I am continuing with the Intro to Ai course.
The following is my summary of Unit 2: Problem Solving.
Formal Definition of a problem:
Initial state of the Agent: In route finding it would be the initial position of the Agent
Available Actions for that State: A function that takes a State as input and returns all available Actions that the Agent can execute when in that State. In route finding you would input the agent position and it would return all possible neighboring destinations.
Result: A function taking a State and an Action and returning the new State after applying that Action.
GoalTest: A function taking a State and returns true or false depending on whether the goal is reached.
Path: Sequence of State+Action transitions
PathCostFunction: Takes a Path and returns a Cost of that path. Usually the PathCostFunction is additive, so the Cost of the total path is the sum of the Cost of each step in the Path.
StepCostFuntion: Function that takes a State, Action and resulting State as input and returns the cost of that action. In Route finding the cost could be the distance to travel between the positions or the time it takes to travel.
Problem Summary:
State InitialState
Action[] AvailableActions(State currentState)

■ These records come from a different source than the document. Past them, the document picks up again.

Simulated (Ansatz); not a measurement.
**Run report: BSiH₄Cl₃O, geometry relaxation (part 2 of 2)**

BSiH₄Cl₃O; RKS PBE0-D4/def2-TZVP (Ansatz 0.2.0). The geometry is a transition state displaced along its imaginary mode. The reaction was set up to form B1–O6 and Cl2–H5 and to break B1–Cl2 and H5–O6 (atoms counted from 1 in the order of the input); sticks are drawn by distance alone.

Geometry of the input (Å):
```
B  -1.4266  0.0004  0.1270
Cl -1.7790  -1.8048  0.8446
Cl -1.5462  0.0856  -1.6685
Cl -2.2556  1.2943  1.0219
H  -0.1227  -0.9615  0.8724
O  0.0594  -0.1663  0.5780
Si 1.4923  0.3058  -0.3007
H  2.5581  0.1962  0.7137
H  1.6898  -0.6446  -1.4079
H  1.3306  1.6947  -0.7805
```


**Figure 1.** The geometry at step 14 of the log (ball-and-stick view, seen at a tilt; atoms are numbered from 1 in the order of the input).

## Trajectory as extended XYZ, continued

State Result(State currentState, Action action)
bool GoalTest(State currentState)
(State,Action)[] Path
int StepCost(State, Action)
int PathCost(Path) = SUM(StepCost for each (State, Action) in Path)
To solve the problem you would start from the InitialState, get all Available Actions for that state, apply those actions using the Result funtion to get a set of new possible States, check whether one of these States is the Goal using the GoalTest, if it is you have solved the problem, if not, continue by expanding these States in the same way one by one. Once you have found the Goal you can calculate the Cost to arrive at the Goal using the PathCost of the Path you found to the Goal. If there are multiple paths to the Goal you might want to optimize by choosing the Path with the lowest PathCost.
Summarized in psuedocode:
currentState = InitialState
while(!GoalTest(currentState))
actions = AvailableActions(currentState)
nextAction = SelectNextAction(actions)
currentState = Result(currentState, nextAction)
This would be the general idea, but the above psuedocode is not complete or even correct.
I have introduced a SelectNextAction function that decides which part of the path to go down. The algorithm above would search down a single path ignoring all the actions along the way that were not selected by the SelectNextAction function. So there is something missing.
These two points are the crux of the topic being discussed in this unit.
- How to make sure you search all relevant paths so that you always find the optimal path to the goal
- How to optimally choose the order in which you search through these paths.
One thing I did not find clearly explained in the course material is the difference between TreeSearch and GraphSearch. What I did not clearly understand initially is that TreeSearch is meant only for Tree structured environments (a structure where each node has children and you search from the root node down (or up depending on how you draw the tree!) until you reach the leaves. You would not apply TreeSearch on a Graph structure. When your environment is a Graph structure - a set of many points with "edges" or "vertices" connecting each point to any number of other points - your TreeSearch algorithm will quickly start looping back to points already traversed and will start going in circles.
To make sure we search all relevant paths without looping back we will introduce two concepts - the Frontier and Explored paths.
Instead of just selecting one possible next action from the current state's available actions, we will save a list of the available States produced from the AvailableActions of the currently selected state. But instead of just saving the State we will store the Path (which is the State including all States and Actions that lead to this State). We will add these Paths to a list of Paths called the Frontier. Initially we will have only the InitialPath in the Frontier, after the first iteration the InitialPath will be removed and all the InitialStates neighbors will be added to the Frontier. Then we will select which state to explore next from all of the Paths that are in the Frontier. In this way we will explore all possible paths.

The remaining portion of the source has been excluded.